How can I host an anonymous Wordpress blog, and not get unmasked?
July 1, 2008 11:38 AM   Subscribe

How can I set up and host an anonymous Wordpress blog? I want to write about stuff, and I don't want other people to know who I am. How hard is this?

I have read the EFF guide to anonymous blogging, I've got tor, Portable Firefox, and all that stuff... what I am concerned about is the actual domain registration and hosting.

The blog has the potential to get some real traffic, and to have some fairly determined people trying to figure out who I am. Or maybe I am just deluding myself, but I want to be very careful regardless. I'm not going to be doing anything illegal, so I don't need to be subpoena-proof, just amateur-sleuth-proof.

Do you trust regular wordpress hosts, or do you think I should go to some shady offshore host that won't ask me for any identifying details?

Do you think is there anything else I'm forgetting?

Email me at if you want... thanks very much!!
posted by anonymous to Computers & Internet (6 answers total) 10 users marked this as a favorite

THe EFF has a pretty good page on this.
posted by pete0r at 12:03 PM on July 1, 2008

You've asked some intriguing questions.
I've thought about this for a bit, and what keeps coming to mind is the way we first get our identity on the internet. Name fields, email addresses, facebook pages, so much is disposable and holds no bearing on verifiable identity.
There are three basic conduits through which someone could identify who is creating a blog.
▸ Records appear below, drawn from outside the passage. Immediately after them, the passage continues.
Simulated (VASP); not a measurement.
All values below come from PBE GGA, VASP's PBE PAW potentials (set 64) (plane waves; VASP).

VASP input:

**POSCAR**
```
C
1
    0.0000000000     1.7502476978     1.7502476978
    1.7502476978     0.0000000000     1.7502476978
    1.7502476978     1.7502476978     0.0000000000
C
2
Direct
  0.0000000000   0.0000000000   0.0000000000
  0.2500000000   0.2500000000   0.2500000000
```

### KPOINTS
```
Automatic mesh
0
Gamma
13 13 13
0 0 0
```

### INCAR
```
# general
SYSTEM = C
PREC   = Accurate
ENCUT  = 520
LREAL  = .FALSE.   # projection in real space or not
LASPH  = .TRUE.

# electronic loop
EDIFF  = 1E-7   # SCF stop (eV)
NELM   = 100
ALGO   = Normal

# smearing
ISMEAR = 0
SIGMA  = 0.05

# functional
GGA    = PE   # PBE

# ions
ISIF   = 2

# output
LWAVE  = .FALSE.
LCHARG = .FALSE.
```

1)Creation of the blog. The IP address, and information used to sign up for hosting of a blog
- easily masked due to the nature of proxy services etc.

2) The email address used to activate the account and interract with the blog, blog hosts, and the readers of the blog
- back in 1995, anonymous smtp relays were open all over the place, and things were easlier. in today's antipam world, a coherently functional email host is required for email to come and go with any certainty. You'll obviously want to use a free email host. Use your proxy service to connect to and sign up for an email address. If possible, I would use a service hosted in a country well outside the jurisdiction of any government that might want to milk the email host for access and records etc. Ie *.ru

3)Any method of payments.
- this is the trickiest one. If anything is safe-guarded with proof of identity, this is it. I don't know of a way of paying for something online without risking exposure of your identity. Any organization willing to issue a temporary credit card will be obligated to divulge your personal information to prettymuch anybody, under anti-fraud laws. I would think that in no way would you want to deal with anybody that requires payment at any time. It might mean that you'll have to give up some preferred blogging features, but the point of such a blog is information, not bells and whistles.

some tips
- I would not post directly to the blog. I would set it up at a free host, using a proxy service etc. From there, I would set the blog to be able to post from incoming email ie: I would use my difficult to track email account to submit my posts.

-I would back up every post to the blog, and have a backup account at another blog host ready to receive each post, so you have a quick way to switch to a new host if your main one suddenly is suspended.

Just some food for thought :-) good luck.
posted by upc_head at 12:08 PM on July 1, 2008

The original request of "[not] subpoena-proof, just amateur-sleuth-proof" seems to set a much lower bar.

Google / Blogger, etc. will readily give up IP addresses in their (brief) logs to law enforcement requests or validly issued subpoenas. Keeping your "true" IP address away from them is complicated but if you don't need that level of security then things become a lot simpler.

So if you just care about amateur sleuths, I think it's usually a matter of concealing your IP address and other personally identifiable information (ie, watching what you say). Receiving reader-submitted email that automatically loads inline images could allow someone to narrow down your IP address (if you don't use a proxy server, etc. etc.) Less sinisterly, I recall that anonymous bloggers sometimes find their IP addresses exposed by access logs (ie, what IP address is hitting the admin-only pages on the blog)? But if you're correctly using TOR to access to the host that is probably enough to mask you from most eyes that don't have access to legal process (or the big stick of law enforcement).
posted by QuantumMeruit at 1:11 PM on July 1, 2008

Remember, if you do a bunch of writing elsewhere, studies have shown that it's not impossibly difficult to determine an Anonymous writer based on comparing writing styles. There've been past posts on metafilter about it, can't find them right now though.
posted by inigo2 at 1:41 PM on July 1, 2008

Yes to inigo2. It might be useful to try role-playing a little bit as you write. E.g., don't write as the jaded tech support guy you really are, but as the gung-ho IT manager. Same content but different voice.